Media mogul Hugh Hefner, who founded 'Playboy' magazine and considered himself a pioneer in the sexual revolution of the 1960s, died yesterday at the age of 91.

In spite of the hedonist image he earned from hosting all-night parties at his lavish mansion, flying in private jets, and being constantly surrounded by an armful of blondes, Hugh Hefner wanted to be remembered as someone who played a role in changing the sexual values of his era. While many saw his lifestyle and his magazine as misogynistic, the media mogul thought of himself as a pioneer in the sexual revolution and would often point out how, in the early 1960s, he helped finance the Kinsey Institute and later supported the pro-choice movement. Hugh Hefner, the original playboy whose centerfolds epitomized sexual liberation from the post-war years to the age of the Internet died at his home, the Playboy Mansion, on September 27, 2017. He was 91. 

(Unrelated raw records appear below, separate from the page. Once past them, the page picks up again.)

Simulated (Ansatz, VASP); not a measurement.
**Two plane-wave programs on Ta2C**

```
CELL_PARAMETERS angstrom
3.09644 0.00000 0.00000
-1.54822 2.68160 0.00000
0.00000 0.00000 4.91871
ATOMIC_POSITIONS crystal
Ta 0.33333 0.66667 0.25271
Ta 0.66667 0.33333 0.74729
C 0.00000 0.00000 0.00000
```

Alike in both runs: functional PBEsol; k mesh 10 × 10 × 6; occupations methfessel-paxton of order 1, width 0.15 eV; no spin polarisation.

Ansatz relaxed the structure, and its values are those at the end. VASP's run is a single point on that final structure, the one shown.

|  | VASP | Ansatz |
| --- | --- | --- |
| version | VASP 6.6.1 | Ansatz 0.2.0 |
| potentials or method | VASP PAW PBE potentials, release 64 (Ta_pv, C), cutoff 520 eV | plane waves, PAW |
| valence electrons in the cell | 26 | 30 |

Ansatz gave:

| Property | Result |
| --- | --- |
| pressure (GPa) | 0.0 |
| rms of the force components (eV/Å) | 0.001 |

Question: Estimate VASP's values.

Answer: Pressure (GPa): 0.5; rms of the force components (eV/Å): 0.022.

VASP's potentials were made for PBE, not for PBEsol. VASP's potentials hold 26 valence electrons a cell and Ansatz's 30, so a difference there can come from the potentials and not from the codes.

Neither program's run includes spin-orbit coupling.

The son of midwestern Protestants, Hugh Marston Hefner was born in Chicago on April 9, 1926. He spent a stint in the army before graduating from the University of Illinois with a psychology degree. After college, he tried to earn a living as a cartoonist, but soon turned to copywriting. He was working in the promotions department at Esquire in the early 1950s when he decided to start his own magazine. 

Since he had been earning only $60 a week, Hefner had to borrow money from friends and family in order to raise the $8,000 he needed to launch his publication. At 27, he cobbled together the magazine on the kitchen table in his South Side apartment, writing much of the copy and drawing all of the cartoons. 

The first issue of Playboy featured a Sherlock Holmes story and an article about office furniture. The magazine was priced at 50 cents and didn’t have a date on the cover because Hefner wasn’t certain there would be a second issue. A master salesman, Hefner had purchased a picture of a nude Marilyn Monroe from a local calendar printer and featured the actress on the cover (and in the centerfold). Hefner sold over 54,000 copies and the magazine grew quickly in the years that followed. Riding the wave of sexual awakening that characterized the post-war years, Hefner was selling more than a million copies a month by 1960. 

Throughout the swinging sixties, Hefner built on the success of his magazine by launching a chain of Playboy Clubs across the country. For a $25 fee, members enjoyed food, music, and drinks served by corset-wearing young women, called “bunnies.” At its peak, there were over 22 clubs across the United States and about 750,000 members. But the clubs, with their scantily clad employees, began to draw criticism as feminism took hold. Gloria Steinem famously published an expose in 1963 after working undercover at a Playboy Club.   

Hugh Hefner in 1962

Hugh Hefner poses with a bevy of bunnies at one of his Playboy clubs in 1962.

It wasn’t the only setback for Hefner. Business suffered in the 1970s with increased competition from such publications as Hustler and Penthouse, while a sagging economy drove down his subscribership. In 1985, Hefner suffered a stroke, which he said was brought on by the publication of a book implicating him in the death of a Dorothy Stratten, a Playboy centerfold who was killed by her boyfriend.

Never accused of being a serial monogamist, Hefner was married three times. In 1949, he married classmate Mildred Williams and had a son and daughter. Forty years later, he married playmate Kimberley Conrad. The couple had two sons before they divorced in 2010. Just two years later, at 86, Hefner married the 26-year-old playmate Crystal Harris. But while he claimed to find love, it was clear that when it came to romance, the playboy had grown to become a realist. 

When asked if he thought his relationship would last forever, he said, “No. Nothing goes on forever. I think that's one of the illusions of life. When I talk about my life being an extension of my dreams and fantasies, there's a tendency to think of them as immature. I live in a mature world. The majority of the people in this society live with delusions and illusions much more irrational and hurtful than mine. They deal with mortality, with fantasies relating to heaven and hell, and they don't really deal with their problems at all. I'm dealing with the same bittersweet realities of life that we all have to deal with.”